Theresa May will campaign Monday that Brexit will be used to expand protections and rights for workers, contrary to the claims of Remain campaigners during the European Union referendum.
“I said I would use Brexit to extend the protections and rights that workers enjoy, and our manifesto will deliver exactly that,” the prime minister will say whilst visiting a training facility in the South of England, claiming that her party planned “the greatest expansion in workers’ rights by any Conservative Government in history” in an official press release.
The move comes as the UK Independence Party (UKIP) accused the Tories of “stealing” a number of popular policies designed to woo the Labour Party’s disaffected working-class base.

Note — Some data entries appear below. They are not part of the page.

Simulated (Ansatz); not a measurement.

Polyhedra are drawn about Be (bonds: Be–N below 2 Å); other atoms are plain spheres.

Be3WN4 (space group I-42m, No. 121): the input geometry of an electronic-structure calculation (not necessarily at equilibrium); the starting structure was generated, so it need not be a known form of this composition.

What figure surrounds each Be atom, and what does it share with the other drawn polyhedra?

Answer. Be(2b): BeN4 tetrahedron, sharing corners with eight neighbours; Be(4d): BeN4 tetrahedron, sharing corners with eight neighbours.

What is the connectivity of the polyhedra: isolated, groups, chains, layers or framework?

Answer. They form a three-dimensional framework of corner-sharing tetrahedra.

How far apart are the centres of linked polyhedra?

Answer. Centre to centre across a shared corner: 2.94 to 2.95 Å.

— UKIP (@UKIP) May 15, 2017
The list of 11 proposals, which will appear in the Tory manifesto when it is published on May 18th, include the following measures:
Protection for all workers’ rights currently guaranteed by EU law.
New protections for ‘gig’ economy workers in line with the recommendations of the Matthew Taylor Review.
Representation for workers on company boards.
A new statutory right to leave to care for a family member.
New rules to protect workers’ pensions from irresponsible behaviour by company bosses, like unsustainable dividends and takeovers that put the future of the pension scheme at risk.
A statutory right to child bereavement leave.
During the referendum, Remain campaigners such as Frances O’Grady, General Secretary of the British Trades Union Congress (TUC), claimed an EU exit threatened statutory rights such as maternity leave and paid holidays.
Leave campaigners warned voters this was scaremongering at the time, with Trade Unionists Against the EU (TUAEU) chairman Doug Nicholls telling Spiked it was “an insult to say that our rights are protected and depend on the European Union”.
“You tell that to a Greek worker, an Italian worker, a Spanish worker, or any of those accession states, who were told that their national collective-bargaining structures had to disappear if they were to get into the EU,” he said.
Left wing outlets such as the Socialist Worker also expressed scepticism at claims the bloc provided a shield for workers.
“David Cameron and George Osborne, the bosses’ CBI organisation, the International Monetary Fund, and the US and Chinese governments all [supported] a Remain vote,” argued an April 2016 editorial. “Does [Frances O’Grady] really believe they are committed to labour rights?”
The outlet pointed out that many of the rights credited to the EU were in fact won by successive generations of working-class campaigners.
“In reality these rights were won by struggle. By the 1970s workers in Britain had fought for and won much stronger legislation than that guaranteed by the EU.
“Equal pay legislation came in the wake of the strike by women workers at Ford Dagenham in 1968. Paid holidays and maternity leave in Britain both exceed the minimum EU standards.”